BRUSSELS — The European Union on Thursday urged Iran to respect the international agreement curbing the Islamic republic's nuclear ambitions, saying it aims to continue trading with the country despite U.S. sanctions.
The E.U. and major European powers — Britain, France and Germany — also said that they "note with great concern the statement made by Iran concerning its commitments" to the nuclear deal.
The joint statement came as the bloc struggles to preserve the 2015 nuclear deal with Iran, a day after a new deadline from Tehran on finding a solution to make up for last year's unilateral U.S. withdrawal from the accord and re-imposed U.S. sanctions on Iran.
"We remain fully committed to the preservation and full implementation" of the deal, endorsed by the U.N. Security Council, said the E.U. statement.
The Trump administration pulled America out of the 2015 deal a year ago, saying it does nothing to stop Iran from developing missiles or destabilizing the Middle East. The Europeans insist that the pact is an important pillar of regional and global security and was never meant to address those other issues.
Iranian President Hassan Rouhani said in a televised address Wednesday that signatories to the deal now have 60 days to come up with a plan to shield his country — already laboring under economic hardship — from the sanctions imposed by President Donald Trump.

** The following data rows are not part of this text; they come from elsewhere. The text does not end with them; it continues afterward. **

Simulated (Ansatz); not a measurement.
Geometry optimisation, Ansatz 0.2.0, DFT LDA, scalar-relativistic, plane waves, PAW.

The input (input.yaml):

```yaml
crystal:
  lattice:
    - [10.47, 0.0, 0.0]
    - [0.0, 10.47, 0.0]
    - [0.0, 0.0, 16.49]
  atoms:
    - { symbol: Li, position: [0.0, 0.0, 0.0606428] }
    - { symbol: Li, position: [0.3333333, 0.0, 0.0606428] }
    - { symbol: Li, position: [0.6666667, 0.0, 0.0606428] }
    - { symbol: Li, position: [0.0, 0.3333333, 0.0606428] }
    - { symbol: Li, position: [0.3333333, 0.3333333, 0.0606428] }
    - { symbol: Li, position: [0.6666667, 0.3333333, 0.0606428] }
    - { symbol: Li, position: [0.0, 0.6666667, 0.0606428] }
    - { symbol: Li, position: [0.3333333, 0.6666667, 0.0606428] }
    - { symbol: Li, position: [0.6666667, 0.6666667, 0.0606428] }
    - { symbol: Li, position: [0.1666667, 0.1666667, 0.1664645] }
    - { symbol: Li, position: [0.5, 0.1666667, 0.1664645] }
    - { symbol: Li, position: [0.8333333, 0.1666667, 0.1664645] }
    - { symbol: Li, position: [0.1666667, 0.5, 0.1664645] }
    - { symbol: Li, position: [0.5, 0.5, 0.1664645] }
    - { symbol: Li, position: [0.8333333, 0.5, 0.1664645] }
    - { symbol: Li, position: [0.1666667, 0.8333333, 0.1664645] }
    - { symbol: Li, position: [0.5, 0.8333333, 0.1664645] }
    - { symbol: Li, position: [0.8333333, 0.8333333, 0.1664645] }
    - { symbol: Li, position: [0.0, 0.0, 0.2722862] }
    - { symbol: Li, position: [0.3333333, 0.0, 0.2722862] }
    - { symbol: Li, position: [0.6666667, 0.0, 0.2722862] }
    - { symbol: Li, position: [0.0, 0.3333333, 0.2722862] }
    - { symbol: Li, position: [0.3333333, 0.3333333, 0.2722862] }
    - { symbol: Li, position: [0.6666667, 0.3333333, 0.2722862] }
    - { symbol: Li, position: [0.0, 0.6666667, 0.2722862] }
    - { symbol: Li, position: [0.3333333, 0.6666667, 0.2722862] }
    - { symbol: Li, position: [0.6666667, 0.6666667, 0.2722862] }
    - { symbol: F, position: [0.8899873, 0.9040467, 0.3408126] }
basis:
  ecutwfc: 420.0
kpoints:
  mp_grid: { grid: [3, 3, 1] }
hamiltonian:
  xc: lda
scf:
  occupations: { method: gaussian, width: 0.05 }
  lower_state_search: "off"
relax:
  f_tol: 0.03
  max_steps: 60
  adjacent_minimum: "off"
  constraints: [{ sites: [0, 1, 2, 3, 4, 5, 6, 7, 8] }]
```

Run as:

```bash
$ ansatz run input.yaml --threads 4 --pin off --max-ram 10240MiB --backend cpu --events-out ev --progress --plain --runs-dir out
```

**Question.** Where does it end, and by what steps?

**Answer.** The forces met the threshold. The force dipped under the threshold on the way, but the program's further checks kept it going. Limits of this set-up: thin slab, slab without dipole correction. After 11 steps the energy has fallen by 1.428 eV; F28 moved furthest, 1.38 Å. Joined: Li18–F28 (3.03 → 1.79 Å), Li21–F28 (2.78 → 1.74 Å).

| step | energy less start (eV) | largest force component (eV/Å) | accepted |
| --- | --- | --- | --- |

The E.U. powers say they "regret the re-imposition of sanctions" by the U.S. and remain "determined to continue pursuing efforts to enable the continuation of legitimate trade with Iran."
The Europeans have set up a complicated barter-type system to skirt direct financial transactions with Iran and so evade possible U.S. sanctions. The workaround, dubbed INSTEX, is not yet operational as Iran has not completed its part of the scheme.
The bloc said it plans to push ahead with "the operationalization of the special purpose vehicle 'INSTEX'."
The E.U. has also introduced a so-called "blocking statute" protecting European companies from the effects of U.S. sanctions, but many international corporations do more business in the United States than in Iran and have already severed ties there rather than risk running afoul of Washington.
In a message implicitly directed at the U.S. administration, the E.U. powers said "we call on countries not party to the (deal) to refrain from taking any actions that impede the remaining parties' ability to fully perform their commitments."
Despite the heated rhetoric, the Europeans insist that only the International Atomic Energy Agency can judge whether Iran remains in compliance with the nuclear agreement. More than a dozen reports have shown that Tehran is respecting it so far. A new report is due at the end of May.